Shonda Rhimes's The Warmth of Other Suns: could it land her an Emmy?

Shonda Rhimes: smartly expanding her brand.
Shonda Rhimes: smartly expanding her brand. Photograph: Frederick M Brown/Getty Images

Shonda Rhimes is one of the biggest names in TV right now, with a whole night of hit programming on ABC. The network depends on her old faithfuls like Grey’s Anatomy, Scandal and How to Get Away with Murder, which would have been the biggest new hit of the year if Empire hadn’t come along. But none of these shows are winning her any Emmys. Today’s announcement about her latest project, producing an adaptation of the National Book Award non-fiction winner The Warmth of Other Suns, might be Rhimes’s play for legitimacy in the prestige television world.
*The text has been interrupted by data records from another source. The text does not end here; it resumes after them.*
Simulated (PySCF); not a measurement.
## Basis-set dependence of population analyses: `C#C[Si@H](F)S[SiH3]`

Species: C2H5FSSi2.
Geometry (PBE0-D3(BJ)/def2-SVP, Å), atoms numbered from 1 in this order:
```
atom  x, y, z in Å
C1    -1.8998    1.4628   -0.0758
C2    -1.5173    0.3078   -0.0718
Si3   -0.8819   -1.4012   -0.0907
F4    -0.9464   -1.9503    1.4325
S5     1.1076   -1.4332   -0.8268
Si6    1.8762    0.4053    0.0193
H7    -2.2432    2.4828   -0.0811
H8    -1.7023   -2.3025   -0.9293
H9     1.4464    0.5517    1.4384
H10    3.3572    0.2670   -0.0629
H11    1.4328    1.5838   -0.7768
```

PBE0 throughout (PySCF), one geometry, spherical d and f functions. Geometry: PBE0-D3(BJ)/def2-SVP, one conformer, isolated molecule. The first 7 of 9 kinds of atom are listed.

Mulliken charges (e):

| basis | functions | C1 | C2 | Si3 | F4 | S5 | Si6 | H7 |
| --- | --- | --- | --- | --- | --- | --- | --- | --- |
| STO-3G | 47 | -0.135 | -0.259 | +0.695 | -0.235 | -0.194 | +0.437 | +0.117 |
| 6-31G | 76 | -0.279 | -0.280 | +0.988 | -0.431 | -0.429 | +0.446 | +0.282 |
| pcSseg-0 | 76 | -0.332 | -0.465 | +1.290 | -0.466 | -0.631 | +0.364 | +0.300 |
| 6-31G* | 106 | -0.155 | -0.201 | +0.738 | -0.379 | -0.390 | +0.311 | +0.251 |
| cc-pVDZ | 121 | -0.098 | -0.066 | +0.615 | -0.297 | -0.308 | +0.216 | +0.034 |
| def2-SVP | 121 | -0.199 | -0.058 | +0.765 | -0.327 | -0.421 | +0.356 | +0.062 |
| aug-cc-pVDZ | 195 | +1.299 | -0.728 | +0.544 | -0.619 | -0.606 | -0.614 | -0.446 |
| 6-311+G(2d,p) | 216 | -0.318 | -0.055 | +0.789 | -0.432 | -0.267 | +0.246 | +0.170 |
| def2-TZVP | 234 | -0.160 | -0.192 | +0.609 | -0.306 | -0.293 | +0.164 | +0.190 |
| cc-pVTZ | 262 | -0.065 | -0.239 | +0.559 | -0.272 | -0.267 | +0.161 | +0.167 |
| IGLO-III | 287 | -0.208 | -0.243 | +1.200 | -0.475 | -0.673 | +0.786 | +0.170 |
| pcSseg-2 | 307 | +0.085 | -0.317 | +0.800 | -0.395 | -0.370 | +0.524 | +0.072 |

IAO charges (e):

The Warmth of Other Suns, which follows the stories of three African Americans as they left the rural south and headed for northern and western cities in the early 20th century, is a perfect fit for Rhimes. Not only does it have the feel of a classic miniseries, telling three very personal but interrelated stories, but it has a cultural gravitas that her soapier dramas have never really cultivated. This is like Rhimes’s version of Roots, the famous 70s miniseries (that is currently being remade by Lifetime).

The project’s home also carries a bit more prestige. It is being developed for FX, a channel much better known for its boundary-pushing dramas than Rhimes’s usual home, ABC. (Though she’s not going too far out of the family: the show is being produced by ABC Signature, an arm of ABC Studios tasked with creating programming for cable networks.) The Warmth of Other Suns is going to be written and directed by Dee Rees, who is still capitalising on the wealth of festival attention her 2011 drama Pariah about a black lesbian coming of age. Rees’s most recent project Bessie, a biopic about the jazz singer Bessie Smith starring Queen Latifah, is set to debut in two weeks on HBO.

This is a perfect storm for Rhimes. The show is decidedly on-brand for her but allows her to try something a little bit more highbrow without getting too far out of her comfort zone. If The Warmth of Other Suns is successful, it will prove to the world she can do something more than over-the-top melodramas. Smartly, Rhimes is trying to expand her scope (and her base of power) beyond the usual formula, and doing it with a miniseries – which means she’ll be in a much less competitive category come Emmy time.

The Warmth of Other Suns also capitalises on another promising trend, the cultivation of stories about people of colour on television. Thanks partially to Rhimes’s work on Scandal and How to Get Away with Murder and the overwhelming success of Empire, finally it seems as though networks can’t get enough stories about people of colour on the air for the upcoming seasons. ABC, especially, has dedicated itself to diversity with Rhimes’s shows and sitcoms Blackish and Fresh off the Boat. The network has been reaping the rewards, not only with great ratings and critical acclaim, but with in positioning itself as a modern network dedicated to telling the stories of all Americans. The Warmth of Other Suns seems like it’s the perfect project to show everyone in a very good light.